On another perpendicular street nearby there is another old linden tree. A few more days in the week have gone by. The blossoms have started to look singed; they are russet-colored where once they were an aniseed green. A leisurely walking pace opens space for perceptual attention to my surroundings - proverbially inclined people do recommend to take the time to smell the roses, don't they? That other Linden tree thus also suddenly reveals a similar tremendous will to live and expand. I never looked at it really until I could smell it. It stands visibly a venerable landmark on the landscape but betrays a different nature, that of a vegetal wild animal waiting surreptitiously on yet another corner of a street for its prey to fall into the embrace of its charcoal and green bending branches; the heavy animalic indoles are dripping, vaporizing into the summer atmosphere. The hot humid air acts as a sensual pulsating skin carrying and emphasizing the scents coming from the tree. The dark leafy shade seems to be harboring a tribe of silently gesticulating monkeys, hooting at the passer-bys, in sum, ready to mate. At the same time in contrast to this primal brutality that is so apparent to the nose, the linden tree plays out exquisite nuances of one moment, tea, another moment, acacia honey, dewy melon, pollen, butter, hay, dry herbs, chamomile, woods, what not; it wants to enrapture you; it is intoxication personified.

The tree is beastly, sanguine and alive but also sensitive, playing the violin, stroking a harpsichord. All the stops have been removed, all the arsenal of evolutionary coquetry has been deployed and the linden tree is waiting immobile, wavering slightly in the breeze, seemingly endowed with movement and life and musicality and anointed for chance encounters.

Comments

Thank you so much; this was so beautiful to read.

If you like to wear the scent of linden, Neil Morris' Clear is incredible.

Thank you for your kind words!

I will most definitely give your recommendation a try. I have been smelling Mémoire Liquide Tilleul de Grasse, Jo Malone French Lime Blossom and also reviewed Tilleul by d'Orsay.

I loved reading this. I've never had the pleasure of smelling linden, but I recently got a sample of Delrae's Debut, which has linden in it, and immediately thought of honeydew melon.

Thank you!

It is so interesting to see how scents overlap in nature and how perfumers need to or cannot but simplify them and stylize them, unless they use more natural ingredients. But then, it's also nature captured at just one point in time...

Thank you for rescuing the Un Jardin Après La Mousson for me! Everyone on all the blogs online everywhere had been saying 'melon, melon' and of course I dislike artificial melon fragrance. I was going to pass this one up. But linden is another matter - it is a scent I adore desperately. So thank you very much for saving this one from my ignorance - I now cannot wait to try it.

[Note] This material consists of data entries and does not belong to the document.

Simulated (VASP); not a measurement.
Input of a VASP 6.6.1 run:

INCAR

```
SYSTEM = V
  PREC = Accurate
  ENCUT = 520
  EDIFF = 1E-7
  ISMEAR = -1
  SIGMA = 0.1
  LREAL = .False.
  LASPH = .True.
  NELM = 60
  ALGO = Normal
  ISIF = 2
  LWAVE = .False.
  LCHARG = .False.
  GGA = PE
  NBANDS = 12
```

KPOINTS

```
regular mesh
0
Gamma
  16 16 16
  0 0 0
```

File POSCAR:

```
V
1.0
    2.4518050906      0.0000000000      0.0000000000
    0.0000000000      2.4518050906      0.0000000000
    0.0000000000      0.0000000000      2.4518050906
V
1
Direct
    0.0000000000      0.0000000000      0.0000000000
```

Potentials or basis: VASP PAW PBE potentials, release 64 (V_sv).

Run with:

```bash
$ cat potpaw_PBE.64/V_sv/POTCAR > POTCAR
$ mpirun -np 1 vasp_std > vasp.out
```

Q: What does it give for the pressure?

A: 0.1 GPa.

Ah, I hope you like that nuance in Un Jardin Après La Mousson!

I'd say in general that it's a good idea not to give up on a scent because of a single note because the technology of perfume progresses quickly and a smell you might not have liked one year might have been perfected the next one. Also the treatment itself can make a perfume note you don't care for usually smell better than expected.